Nobel laureate Seamus Heaney, who has died aged 74, was described by Robert Lowell as “the most important Irish poet since Yeats”.
Widely acclaimed for his many notable achievements, during his lifetime he undoubtedly was the most popular poet writing in English, and the only poet assured of a place in the bestseller lists. His books sold, and continue to sell, in the tens of thousands, while hordes of “Heaneyboppers” flocked to his readings.
His earliest influences, Robert Frost and Ted Hughes, are reflected throughout his work, but most especially in his first two collections, where he recollected images of his childhood on the family farm in county Derry.
Other poets, especially Gerard Manley Hopkins, William Wordsworth, and Thomas Hardy, as well as Dante, influenced his work.
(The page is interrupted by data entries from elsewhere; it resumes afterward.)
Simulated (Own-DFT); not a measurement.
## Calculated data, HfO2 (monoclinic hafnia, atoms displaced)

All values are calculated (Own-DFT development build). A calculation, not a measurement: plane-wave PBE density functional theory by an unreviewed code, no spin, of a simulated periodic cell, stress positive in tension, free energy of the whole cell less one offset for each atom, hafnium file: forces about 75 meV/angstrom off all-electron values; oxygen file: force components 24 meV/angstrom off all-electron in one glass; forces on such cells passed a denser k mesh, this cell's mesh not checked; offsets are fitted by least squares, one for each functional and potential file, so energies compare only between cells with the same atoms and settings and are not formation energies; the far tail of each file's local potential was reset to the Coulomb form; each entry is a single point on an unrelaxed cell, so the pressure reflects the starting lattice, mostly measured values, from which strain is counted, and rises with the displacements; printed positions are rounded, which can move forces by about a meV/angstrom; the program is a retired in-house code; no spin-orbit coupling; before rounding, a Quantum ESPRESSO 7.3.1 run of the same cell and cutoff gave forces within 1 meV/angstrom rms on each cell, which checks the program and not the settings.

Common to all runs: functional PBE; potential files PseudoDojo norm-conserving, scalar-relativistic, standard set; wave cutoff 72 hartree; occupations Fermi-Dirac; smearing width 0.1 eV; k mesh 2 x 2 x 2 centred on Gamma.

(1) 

Heaney did not confine himself to poetry. A respected critic, he also was a distinguished academic and his translations from Greek, Latin, Italian, Irish and Anglo-Saxon reflect the extent of his learning. As a translator he sought to remain true to the original text, and disliked the modern practice whereby a poem is “smashed and grabbed rather than rendered up”.
As well as translations from Dante in various volumes, and versions from the Polish of Jan Kochanowski, published as Laments (1995), he published Sweeney Astray: A Version from the Irish (1983). His translation of Beowulf (1999) won the Whitbread Book of the Year Award in 2000. The Cure at Troy, based on Sophocles’ Philoctetes, was first performed at the Guildhall, Derry, in 1990, while Burial at Thebes, his version of Sophocles’ Antigone, was premiered at the Abbey theatre in 2004.
His translation of the late medieval Scottish poet Robert Henryson’s The Testament of Cresseid and Seven Fables was published in 2009.
Henryson wrote in Lowland Scots, prompting Heaney to explore another strand of the Northern tradition.
A sometime broadcaster and journalist, in the 1970s Heaney presented the book programme Imprint on RTÉ radio. He recorded several albums for Claddagh records, collaborating with fellow poet John Montague on one and uileann piper Liam O’Flynn on another. RTÉ in 2009 produced a 15-CD box set of him reading his 11 poetry collections. Conferred with numerous honorary doctorates, he also was a member and saoi of Aosdána, and an Honorary Foreign Member of the American Academy of Arts and Letters.
In 2004 the Seamus Heaney Centre for Poetry was opened at Queen’s University Belfast and in 2010 launched an annual poetry award. His District and Circle was in 2006 awarded the TS Eliot Prize.
When in March 2009 he was presented with the David Cohen Prize for Literature the then British poet laureate Andrew Motion said that Heaney’s poems “crystallised the story of our times in language which has bravely and memorably continued to extend its imaginative reach”.
In 2011 Heaney was conferred with an honorary doctorate of philosophy by Dublin City University, the highest award the college can confer, and awarded the Ulysses Medal, UCD’s highest honour. He also received the inaugural Bob Hughes Lifetime Achievement Award in honour of his contribution to Irish literature. He was not without his detractors, however. The polemicist Desmond Fennell characterised him as a creature of the Anglo-American literary establishment. And the scholar and critic Antony Easthope wrote: “The consensus for Heaney has endorsed a poetry which is bland, self-important and simply not very original.”
Born in 1939, Seamus Justin Heaney was the eldest of nine children of Patrick Heaney and his wife Margaret (née McCann), and was brought up on the family farm, Mossbawn, between Toomebridge and Castledawson in Co. Derry. In 1954 the family moved to The Wood, outside Bellaghy, a farm bequeathed to Patrick Heaney by his uncle, Hugh Scullion. Educated at the local Anahorish primary school, he later won scholarships to St. Columb’s College, Derry, and Queen’s University, Belfast.
His brother Christopher was killed in a road accident at the age of four while Heaney was studying at St Columb’s. The poems “Mid-Term Break” and “The Blackbird of Glanmore” refer to Christopher’s death.
After graduating, he taught briefly at St Thomas’s intermediate school in Belfast – where the headmaster Michael MacLaverty encouraged his writing – before taking up a post as a lecturer in English at St Joseph’s teacher training college in Belfast in 1963; in 1966 he was appointed as a lecturer in modern English literature at Queen’s.
His award of the Nobel prize in 1995 was greeted by a remarkable degree of consensus. The Nobel Prize for Literature is often contentious but no award was more widely welcomed and warmly applauded than that made to Heaney (the sour note struck by Eamon Dunphy in the Sunday Independent – “This man deserves real begrudgery” – was one of the few exceptions).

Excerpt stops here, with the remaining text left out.